National Labor Relations Board, Petitioner, v. Medina County Publications, Inc., Respondent, 735 F.2d 199 (6th Cir. 1984)Annotate this Case
Argued May 4, 1984. Decided May 29, 1984
Elliott Moore, Deputy Associate General Counsel, N.L.R.B., Andrew Tranovich, Miriam Szapiro (argued), Washington, D.C., for petitioner.
Martin S. List (argued), Duvin, Flinker & Cahn, Cleveland, Ohio, for respondent.
Before LIVELY, Chief Judge, JONES, Circuit Judge, and TIMBERS, Senior Circuit Judge.*
The National Labor Relations Board (the Board) petitions this Court for enforcement of its order finding that Medina County Publications, Inc. (the Company) refused to recognize and bargain with the Cleveland Typographical Union No. 53, International Typographical Union, AFL-CIO (the Union) in violation of Secs. 8(a) (5) and (1) of the National Labor Relations Act (NLRA). On appeal, the company contends that this Court should deny enforcement because the Board erroneously included within the employees' bargaining group sports editor, Steve Dungjen. We agree.
The Company publishes a daily newspaper which serves the area surrounding Medina, Ohio. General Manager Stuart Borden supervises the entire operation, while Managing Editor David McCoy supervises the editors and the photographers. The editorial operation is divided into four sections. The sports section houses three workers, sports editor Dungjen, Assistant sports editor Betty Slaybaugh and sports writer Mike Klimko.
As sports editor, Dungjen was responsible for preparing the sports page by creating assignments, allocating them to Slaybaugh and Klimko and editing their work. He also maintained and entered the time cards of the employees in the sports department.
On one occasion, Dungjen effectively recommended to Managing Editor McCoy that employee Klimko not receive full payment for a day's work. Klimko submitted hours on his time card that reflected work that should have been performed earlier. McCoy without independent investigation or additional advice reduced Klimko's wages. Dungjen also gave the employees in the sports department verbal criticism.
He performs a nearly identical role with respect to the freelance reporters and the photographers. He recruits them, gives them assignments, edits their work, accounts for their time and gives them criticism.
On November 17, 1980, the Union filed a representative petition with the Board, seeking certification as the bargaining representative of the Company's employees. At a representation hearing, the company contended that Dungjen should not be included as an employee within the bargaining unit because he is a supervisor. On March 31, 1981, however, the Regional Director concluded that employee Dungjen should be included within the bargaining unit and directed an election. The Board denied the Company's request for review of its conclusion.
On May 7 and 8, the Board conducted a secret ballot election. The Union received 38 votes in favor of representation and 37 votes opposed to representation. Three ballots were challenged and the Company filed timely objections to the election. The Regional Director conducted an investigation into and heard testimony on the Company's election. The Director then issued a decision in which he overruled all of the Company's objections and certified the Union as the collective bargaining representative of the unit employees.

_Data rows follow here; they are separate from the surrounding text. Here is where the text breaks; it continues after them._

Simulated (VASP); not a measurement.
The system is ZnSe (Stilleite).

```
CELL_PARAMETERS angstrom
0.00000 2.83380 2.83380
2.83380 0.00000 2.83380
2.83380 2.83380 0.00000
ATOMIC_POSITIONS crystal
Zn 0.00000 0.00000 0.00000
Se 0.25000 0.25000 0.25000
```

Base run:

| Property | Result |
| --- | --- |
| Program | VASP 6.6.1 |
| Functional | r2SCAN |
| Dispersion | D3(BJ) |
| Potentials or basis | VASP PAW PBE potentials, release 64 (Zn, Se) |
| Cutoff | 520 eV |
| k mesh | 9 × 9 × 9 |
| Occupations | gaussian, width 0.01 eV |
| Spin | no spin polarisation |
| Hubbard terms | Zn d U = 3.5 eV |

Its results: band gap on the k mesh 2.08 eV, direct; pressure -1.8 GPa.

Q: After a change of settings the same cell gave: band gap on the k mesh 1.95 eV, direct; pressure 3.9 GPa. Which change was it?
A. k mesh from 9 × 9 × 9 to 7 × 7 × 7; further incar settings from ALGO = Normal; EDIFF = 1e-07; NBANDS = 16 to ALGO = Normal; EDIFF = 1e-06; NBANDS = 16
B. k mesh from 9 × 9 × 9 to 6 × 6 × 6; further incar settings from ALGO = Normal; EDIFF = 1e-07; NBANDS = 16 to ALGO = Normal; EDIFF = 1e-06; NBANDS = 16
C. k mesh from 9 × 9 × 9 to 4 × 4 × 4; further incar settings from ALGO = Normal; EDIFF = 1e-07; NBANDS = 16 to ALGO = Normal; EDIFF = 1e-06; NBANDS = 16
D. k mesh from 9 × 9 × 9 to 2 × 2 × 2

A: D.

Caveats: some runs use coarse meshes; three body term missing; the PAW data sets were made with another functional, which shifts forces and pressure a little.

On June 28, 1982, the Union filed unfair labor practice charges against the Company for its refusal to bargain with the Union in violation of Secs. 8(a) (5) and (1) of the NLRA. The Company admitted its refusal to bargain, but contended that the Union was not properly certified. On September 15, 1982, the Board issued its order finding the Company in violation of Secs. 8(a) (1) and (5) and ordered the Company to bargain with the Union. The Board now petitions for enforcement of its order.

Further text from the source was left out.